Last September, Trans World Airlines lost Wendy Engel's baggage. She was on her way from Chicago to Washington, enroute to a wedding in New York.

She submitted an itemized bill to TWA for $1.121 for the items lost, including the baggage, plus another $280 in receipts to pay for a new suitcase and some clothes to wear until she got home, including a dress to wear to the wedding.

In December TWA sent her a check for $500. Until recently, $500 was the maximum a person could collect from an airline for lost or damaged baggage.

On April 19, new Civil Aeronautics Board rules went into effect raising the airline's liability to $750 and for the first time expanding the conditions under which damage could be claimed by passengers.
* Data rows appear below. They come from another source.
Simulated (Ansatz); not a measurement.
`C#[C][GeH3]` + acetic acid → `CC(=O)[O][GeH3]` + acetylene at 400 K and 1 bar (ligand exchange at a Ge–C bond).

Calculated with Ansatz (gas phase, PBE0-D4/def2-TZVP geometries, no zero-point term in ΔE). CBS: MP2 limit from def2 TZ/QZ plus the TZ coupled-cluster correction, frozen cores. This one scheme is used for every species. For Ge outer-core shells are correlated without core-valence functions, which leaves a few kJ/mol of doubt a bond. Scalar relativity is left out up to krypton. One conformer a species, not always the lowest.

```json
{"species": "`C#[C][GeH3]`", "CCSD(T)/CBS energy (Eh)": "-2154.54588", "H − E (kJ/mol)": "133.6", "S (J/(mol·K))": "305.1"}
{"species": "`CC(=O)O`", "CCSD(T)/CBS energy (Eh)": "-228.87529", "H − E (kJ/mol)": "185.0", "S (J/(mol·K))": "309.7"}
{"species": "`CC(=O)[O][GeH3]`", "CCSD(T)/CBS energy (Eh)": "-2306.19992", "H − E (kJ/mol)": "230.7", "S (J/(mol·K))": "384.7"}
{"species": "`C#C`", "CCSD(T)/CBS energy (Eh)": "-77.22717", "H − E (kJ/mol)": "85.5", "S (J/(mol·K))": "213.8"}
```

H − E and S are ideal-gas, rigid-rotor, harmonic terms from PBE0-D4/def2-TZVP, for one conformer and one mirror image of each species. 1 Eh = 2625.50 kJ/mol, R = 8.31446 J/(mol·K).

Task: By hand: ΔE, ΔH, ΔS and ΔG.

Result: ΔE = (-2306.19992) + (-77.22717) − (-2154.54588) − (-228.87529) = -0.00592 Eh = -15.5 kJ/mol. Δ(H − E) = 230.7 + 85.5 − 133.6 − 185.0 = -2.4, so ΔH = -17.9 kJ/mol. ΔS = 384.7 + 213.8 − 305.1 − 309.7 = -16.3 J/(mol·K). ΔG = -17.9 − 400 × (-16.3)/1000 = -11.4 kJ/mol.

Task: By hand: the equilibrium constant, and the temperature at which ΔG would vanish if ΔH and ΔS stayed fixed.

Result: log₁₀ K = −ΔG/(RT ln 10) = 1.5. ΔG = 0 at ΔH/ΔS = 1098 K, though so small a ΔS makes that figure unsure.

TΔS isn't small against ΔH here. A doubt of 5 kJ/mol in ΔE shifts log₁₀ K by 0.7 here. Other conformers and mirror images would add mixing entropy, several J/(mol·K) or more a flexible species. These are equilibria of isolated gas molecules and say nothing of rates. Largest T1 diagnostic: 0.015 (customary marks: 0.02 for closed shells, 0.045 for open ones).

In addition to their liability for lost, delayed or damaged baggage, airlines will also be liable for compensation for expenses incurred by the traveler whose property was lost or delayed. For example, if a person had to temporarily rent replacements for lost or delayed property - like lost skis on the way to a skiing vacation - the airline could be liable for the cost of the rental. Wendy Engel's dress to wear to the wedding would also be eligible, although the maximum total a person could collect would be $750.

If a person declares excess value and pays an additional charge, baggage insurance is available from all airlines at check-in.

Many of the carriers already pay travelers for the expenses incurred as a consequence of the lost baggage, but it was on a voluntary basis which, the board said, was potentially discriminatory and appeared to be subject to the discretion of airport baggage service personnel.

In its new rules, the CAB also broadened the applicability of the liability rule to include all certified carriers, including charter airlines. They were not covered by the earlier $500 limit, which had been set in 1966.

The board acted - albeit slowly - in response to a petition originally filed in 1973 by the Aviation Consumer Action Project, a Ralph Nader-connected, non-profit organization that prods the CAB on consumer matters, which was seeking an update of the 1966 limit.

Although the board raised the limit to $750 - basing its decision both on the number of baggage claims that exceeded the only limit and the impact of inflation on the cost of goods since 1966 - it is not certain that figure is high enough and has left the door open to a further increase. About one in five claims submitted to the airlines by unhappy travelers are higher than $750, the board's examination of airline records indicated.